Maalot College | Evaluated Learning Experience
COS330 Computer Systems Architecture
135 hours (15 weeks).
September 2023 – Present.
Upon successful completion of the course, students will be able to: use mathematical expressions to describe functions of simple combinational and sequential circuits; describe physical limitations of electronic circuits; explain the pros and cons of using different formats to represent numerical data; convert numerical data from one format to another; discuss effects of fixed-length number representations on accuracy and precision; describe internal representation of characters, strings, records, and arrays; explain the basic organization and major functional units of the von Neumann machine; comprehend how an instruction is executed in a von Neumann machine; summarize how instructions are represented at machine levels and in context of a symbolic assembler; identify different instruction formats, such as addresses per instruction and variable length versus fixed length formats; write simple assembly language program segments; demonstrate how fundamental high-level programming constructs are implemented at the machine-language level; comprehend basic concepts of interrupts and I/O operations; explain how interrupts are used to implement I/O control and data transfers; identify various types of buses; describe data access from various drives, such as magnetic disks, optical disks, magnetic tape, and RAID drives; compare alternative implementations of data paths; discuss control points and the generation of control signals using hardwired or microprogrammed implementations; explain basic instruction level parallelism using pipelining and describe hazards that may occur; implement parallel processing beyond the classical von Neumann model; and describe alternative architectures such as SISD (Single Instruction, Single Data), SIMD (Single Instruction, Multiple Data), MISD (Multiple Instruction, Single Data), and MIMD (Multiple Instruction, Multiple Data), and VLIW (Very Long Instruction Word).
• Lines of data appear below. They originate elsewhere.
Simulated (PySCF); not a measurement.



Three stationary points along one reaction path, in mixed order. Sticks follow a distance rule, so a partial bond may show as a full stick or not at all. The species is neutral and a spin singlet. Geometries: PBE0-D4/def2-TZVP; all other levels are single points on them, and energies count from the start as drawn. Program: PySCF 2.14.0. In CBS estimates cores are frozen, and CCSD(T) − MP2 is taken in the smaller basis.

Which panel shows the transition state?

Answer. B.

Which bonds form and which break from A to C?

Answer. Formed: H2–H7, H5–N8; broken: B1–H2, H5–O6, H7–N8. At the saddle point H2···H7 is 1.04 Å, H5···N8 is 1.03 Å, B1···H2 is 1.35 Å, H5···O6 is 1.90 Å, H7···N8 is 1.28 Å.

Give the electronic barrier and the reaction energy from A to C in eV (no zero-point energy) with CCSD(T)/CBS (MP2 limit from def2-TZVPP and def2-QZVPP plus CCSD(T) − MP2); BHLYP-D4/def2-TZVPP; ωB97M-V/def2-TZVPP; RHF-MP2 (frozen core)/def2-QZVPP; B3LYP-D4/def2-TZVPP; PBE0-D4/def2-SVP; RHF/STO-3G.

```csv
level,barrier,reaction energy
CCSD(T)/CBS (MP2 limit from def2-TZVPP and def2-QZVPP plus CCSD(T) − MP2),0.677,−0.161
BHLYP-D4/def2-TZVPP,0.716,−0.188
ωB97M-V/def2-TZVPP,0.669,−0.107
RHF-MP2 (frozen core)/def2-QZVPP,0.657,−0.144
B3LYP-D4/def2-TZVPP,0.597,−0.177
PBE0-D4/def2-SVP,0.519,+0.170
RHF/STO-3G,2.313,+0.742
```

Major topics include introduction to various hardware and software components necessary to process information digitally, as defined by the structure and architecture of computers and their organizations; components and layers of the computing systems - electronic gates and progressing to higher level software; and main roles and components of the ALU, CPU, main memory, I/O.
In the upper division baccalaureate degree category, 3 semester hours in Computer Science or as an elective in Electrical and Computer Engineering (8/24).